Tom Henihan
“It’s Our Right to Belong,” was the theme of National Child Day, November 20, 2016.
The premise, as described to me by a child and family worker, was aimed at reassuring children that they belong in their communities.
The concept is also aimed at creating awareness in children that they have a fundamental right to a home, food, the right to play with their friends, have fun and be safe.
The sentiment of the National Child Day theme is admirable and proper. However, that assertion is not necessarily true for those who most need that sense of belonging.
The reality is that children belong to a community if they already belong to a stable family in a secure home.
Like most everything else in this world, those with the least get the least, except when it comes to neglect and adversity.
Children without the representation of parents and family have no influence or autonomy to assert their right to belong in the community.
It is the responsibility of those charged with the care of these children to ensure that they have membership in the community.
One of the most egregious systems in our society in this regard is foster care.
The problem with foster care is that as soon as the foster parent decides they cannot or will not look after a child anymore, Child and Family
Services are called and the child is moved, usually to a different community and often to a different town or city.
Under this system, the child loses his or her home, school, friends, teachers and others with whom the child has established relationships.
The child also loses all affiliation and sense of fraternity through church, sports teams, even the store they regularly run into for candy.
All the coordinates of their young lives are swept away when a child is moved from one home to another.
What child can possibly mature into a secure individual when growing up in such vulnerable and fleeting circumstances?
What adult can possess a strong sense of citizenship when as a child they never experienced the sense of terra firma that neighbourhood, hometown, school, church, clubs and so on provide?
How can one become a citizen without first being a member of a community?
Ideally, it would be best to have a system where children have security of tenure and those caring for them, if needs be, are the ones to move on.
This way, children maintain a solid foundation in school, with friends, teachers and their “siblings” with whom they share a home and don’t lose everything at the whim of those looking after them.
This is not an indictment of foster parents or people who work in the child welfare system but it is a criticism of the system itself.

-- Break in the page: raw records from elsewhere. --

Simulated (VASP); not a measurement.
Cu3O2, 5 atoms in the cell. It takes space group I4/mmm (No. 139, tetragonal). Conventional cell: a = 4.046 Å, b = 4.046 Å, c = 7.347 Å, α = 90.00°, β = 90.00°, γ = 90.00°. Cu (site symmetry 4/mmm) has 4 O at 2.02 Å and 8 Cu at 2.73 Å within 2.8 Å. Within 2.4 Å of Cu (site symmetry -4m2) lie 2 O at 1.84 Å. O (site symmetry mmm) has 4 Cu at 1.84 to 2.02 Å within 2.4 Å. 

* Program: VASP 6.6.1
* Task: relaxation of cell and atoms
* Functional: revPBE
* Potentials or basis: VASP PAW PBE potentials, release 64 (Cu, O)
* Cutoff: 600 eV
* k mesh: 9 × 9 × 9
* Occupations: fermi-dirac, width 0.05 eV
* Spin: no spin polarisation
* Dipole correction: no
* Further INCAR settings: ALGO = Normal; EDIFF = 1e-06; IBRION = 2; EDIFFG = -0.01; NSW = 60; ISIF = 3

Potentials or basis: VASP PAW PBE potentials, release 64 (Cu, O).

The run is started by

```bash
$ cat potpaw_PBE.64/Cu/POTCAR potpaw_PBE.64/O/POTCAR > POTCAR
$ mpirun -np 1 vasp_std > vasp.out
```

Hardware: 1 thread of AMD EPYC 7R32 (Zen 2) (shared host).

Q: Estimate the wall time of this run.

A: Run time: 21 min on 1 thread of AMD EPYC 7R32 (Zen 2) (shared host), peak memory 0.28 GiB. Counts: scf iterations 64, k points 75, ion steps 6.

If people, such as those who coordinate National Child Day, are serious about all children having an inherent right to full membership in society, instead of making assertions that are clearly without foundation, they should mobilize to correct the circumstances of children who are by any reasonable definition, completely disenfranchised.
For children in foster care or for many adults who have come through that system, to hear people say “It’s Our Right to Belong,” must sound cynical, uncaring, and completely out of touch.